The NY Times reports:
With its international mandate in Iraq set to expire in 11 months, the Bush administration will insist that the government in Baghdad give the United States broad authority to conduct combat operations and guarantee civilian contractors specific legal protections from Iraqi law, according to administration and military officials.
This emerging American negotiating position faces a potential buzz saw of opposition from Iraq, with its fragmented Parliament, weak central government and deep sensitivities about being seen as a dependent state, according to these officials.
At the same time, the administration faces opposition from Democrats at home, who warn that the agreements that the White House seeks would bind the next president by locking in Mr. Bush’s policies and a long-term military presence.
There are a couple different issues here. The first is the issue of immunity over civilian contractors:
However, the American quest for protections for civilian contractors is expected to be particularly vexing, because in no other country are contractors working with the American military granted protection from local laws. Some American officials want contractors to have full immunity from Iraqi law, while others envision less sweeping protections.

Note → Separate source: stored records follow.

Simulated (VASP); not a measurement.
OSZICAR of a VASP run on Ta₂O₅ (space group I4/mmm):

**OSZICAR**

This is madness. Our government has already shown that it won’t punish any American private military contractor no matter how heinous the crime they commit. We allowed a Blackwater guard to shoot the bodyguard of the Iraqi vice–president after getting drunk, and not only did we not make sure he was held responsible for his actions, we let Blackwater quickly get him out of the country and then gave him a security clearance to get back in with another PMC.
If our government won’t punish American contractors for their criminal actions and we won’t allow the Iraqi government to do it, then we have, quite literally, a lawless army of gun-wielding mercenaries running around Iraq with complete immunity from punishment. In what bizarro universe would any sane person think that was justifiable?
The second issue is whether the larger negotiations with Iraq constitute a treaty that would require Congressional approval. Naturally, Bush is going to pretend that he has the authority to do it all himself without any approval from anyone else:
These officials said the negotiations with the Iraqis, expected to begin next month, would also determine whether the American authority to conduct combat operations in the future would be unilateral, as it is now, or whether it would require consultation with the Iraqis or even Iraqi approval.
“These are going to be tough negotiations,” said one senior Bush administration official preparing for negotiations with the Iraqis. “They’re not supplicants.”
Democrats in Congress, as well as the party’s two leading presidential contenders, Senators Hillary Rodham Clinton and Barack Obama, have accused the White House of sponsoring negotiations that will set into law a long-term security relationship with Iraq….
Representative Bill Delahunt, Democrat of Massachusetts, said that what the administration was negotiating amounted to a treaty and should be subjected to Congressional oversight and ultimately ratification.
“Where have we ever had an agreement to defend a foreign country from external attack and internal attack that was not a treaty?” he said Wednesday at a hearing of a foreign affairs subcommittee held to review the matter. “This could very well implicate our military forces in a full-blown civil war in Iraq. If a commitment of this magnitude does not rise to the level of a treaty, then it is difficult to imagine what could.”
The Bush administration’s position is that as long as they don’t talk about troop levels or a security agreement for Iraq, it’s not a treaty and they can do it on their own. Honk if you’re surprised.